Experts warn Germany not to repeat colonial nutrition mistakes in Africa
As Germany’s new coalition government takes shape, a new report urges the country to support African-led food systems that advance nutrition justice, climate resilience, and food sovereignty.
Nutrition Insight speaks to the report authors from German Watch and Power Shift Africa, who call for dismantling colonial-era trade structures and investing in agroecology and local food systems.
The experts worry that Germany’s new development in African food systems will risk repeating past mistakes if it continues to rely on exports and donor models instead of boosting African-led dietary diversity and climate-conscious approaches.
Early this year, the nation’s Federal Ministry of Food and Agriculture (BMEL) released an updated strategy based on cooperation with Africa to reduce dependency and grow mutual benefits.
Nutrition justice: From aid to sovereignty
Lina Adil, policy advisor of Climate Change Adaptation and Loss & Damage at German Watch Africa, explains Germany’s Africa Strategy shift amid the US Agency for International Development (USAID) cutting global aid.

Experts warn Germany’s development aid risks repeating colonial patterns unless it empowers African-led food systems.“Germany has an opportunity — and a responsibility — to avoid repeating the extractive, top-down models that prioritized productivity over justice. A promising shift in the BMEL’s Africa Strategy is its move from a concept for Africa to a concept with Africa, recognizing the need for mutual learning, African leadership, and context-specific solutions.”
“The emphasis on multi-stakeholder participation and African-defined priorities signals an important break from donor-driven approaches of the past,” she adds.
Kerstin Opfer, policy advisor of Energy Policy and Civil Society Africa at German Watch, states: “But participation alone isn’t enough.”
She warns that efforts risk becoming symbolic without safeguards. For instance, smallholder farmers, especially women, join the table but have less power than corporate and donor stakeholders.
Confronting colonial practices
Adil urges Germany to empower marginalized voices, invest in capacity building, create accountability mechanisms, and support local food producers to promote nutrition justice.
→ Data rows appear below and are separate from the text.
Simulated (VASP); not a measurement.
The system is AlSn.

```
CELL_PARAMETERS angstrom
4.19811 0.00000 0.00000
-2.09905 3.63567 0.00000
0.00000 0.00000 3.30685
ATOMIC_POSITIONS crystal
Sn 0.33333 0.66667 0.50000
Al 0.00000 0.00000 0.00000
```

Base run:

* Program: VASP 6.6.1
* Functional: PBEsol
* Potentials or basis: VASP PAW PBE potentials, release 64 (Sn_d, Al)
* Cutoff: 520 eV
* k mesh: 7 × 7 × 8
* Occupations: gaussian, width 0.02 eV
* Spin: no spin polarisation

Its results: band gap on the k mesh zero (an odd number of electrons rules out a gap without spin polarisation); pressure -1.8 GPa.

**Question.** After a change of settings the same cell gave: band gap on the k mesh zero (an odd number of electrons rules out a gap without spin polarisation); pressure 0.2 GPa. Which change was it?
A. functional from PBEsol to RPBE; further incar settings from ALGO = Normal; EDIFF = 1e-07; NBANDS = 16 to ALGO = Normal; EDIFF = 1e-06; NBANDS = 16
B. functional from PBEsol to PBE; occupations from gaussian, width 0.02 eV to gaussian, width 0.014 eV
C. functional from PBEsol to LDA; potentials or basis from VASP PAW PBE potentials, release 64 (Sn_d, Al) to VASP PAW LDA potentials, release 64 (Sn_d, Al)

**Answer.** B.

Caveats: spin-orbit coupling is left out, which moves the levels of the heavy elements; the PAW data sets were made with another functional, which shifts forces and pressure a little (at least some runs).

True nutrition justice requires shifting from donor-driven models to agroecology, land rights, and local investment.“If Germany wants to genuinely promote nutrition justice, it must go beyond consultation to empower historically marginalized voices. That means investing in capacity-building, creating accountability mechanisms, and ensuring that local food producers shape decisions — not just react to them,” she says.
“Critically, Germany must also confront the structural legacies of colonialism and global trade rules that reshaped African agriculture around export crops, weakened local food systems, and entrenched dependencies. Supporting agroecology, land rights, and local food markets is essential.”
Opfer adds that Germany risks perpetuating historical dynamics that undermine nutrition outcomes if there is no shift.
“Nutrition justice can’t be achieved through aid alone — it requires dismantling systemic inequalities and shifting from a donor-recipient dynamic to one of true cooperation and co-creation.”
“It also requires actively listening to African movements that demand not only better access to food but also the power to shape their food systems — in other words, food sovereignty as a precondition for realizing the Right to Food and for building up resilient food systems, i.e., independent of unjust market conditions but also of recurring external market shocks (due to wars and crises),” she explains.
Nutrition security in practice
Power Shift Africa tells us what nutrition security requires in practice and who’s willing to fund systems that prioritize local, diverse diets over donor-driven supply chains.
Nutrition security means access to diverse, culturally rooted diets — not just calories — backed by African funding priorities.“Nutrition security means more than securing enough food — it’s about guaranteeing access to diverse, culturally appropriate, and locally grown foods that sustain health, well-being, and dignity,” explains Amy Giliam Thorp, the environmental organization’s programs manager and Adaptation lead.
“The report underscores that despite Africa’s growing food insecurity, industrial agriculture models — dependent on imported inputs, export crops, and donor-driven supply chains — have failed to nourish people or protect ecosystems.”
Power Shift Africa’s Adaptation project officer, Fredrick Otieno, underlines key points: “To achieve real nutrition security, donors must shift away from top-down, yield-focused approaches and invest in agroecology and food sovereignty, territorial markets, and community food systems that promote biodiversity and local food cultures. This includes supporting traditional crops, women farmers, and informal food traders, who are often excluded from formal value chains but essential to food and nutrition security, particularly household diets.”
“True transformation cannot be achieved through continued reliance on external financing alone. Instead, locally relevant and nutritious food systems require national and local investment models,” he highlights.
The experts draw attention to new strategies like Community Supported Agriculture, which could close funding gaps by enhancing producer-consumer solidarity and community ownership. They add that it is equally crucial to put current African-led commitments into action — like the Comprehensive African Agricultural Development Programme’s goal of governments giving agriculture at least 10% of national budgets.
Thorp adds: “Meeting these targets must be a priority, as they lay the foundation for food systems that are resilient, sovereign, and supportive of local communities.”
“Once strong domestic structures and financing models are in place, foreign partners and investors will need to align their funding with African-led priorities, rather than shaping them. While Germany’s interest in promoting progressive financing aligned with African priorities, relying only on external finance remains risky — especially as priorities may shift with changes in foreign governments.”
According to Otieno and Thorp, establishing alliances that support and reinforce domestic priorities and funding models is the key to a more long-term solution. “This means supporting African-led investments, not replacing them, to ensure long-term resilience, nutrition justice, and food sovereignty.”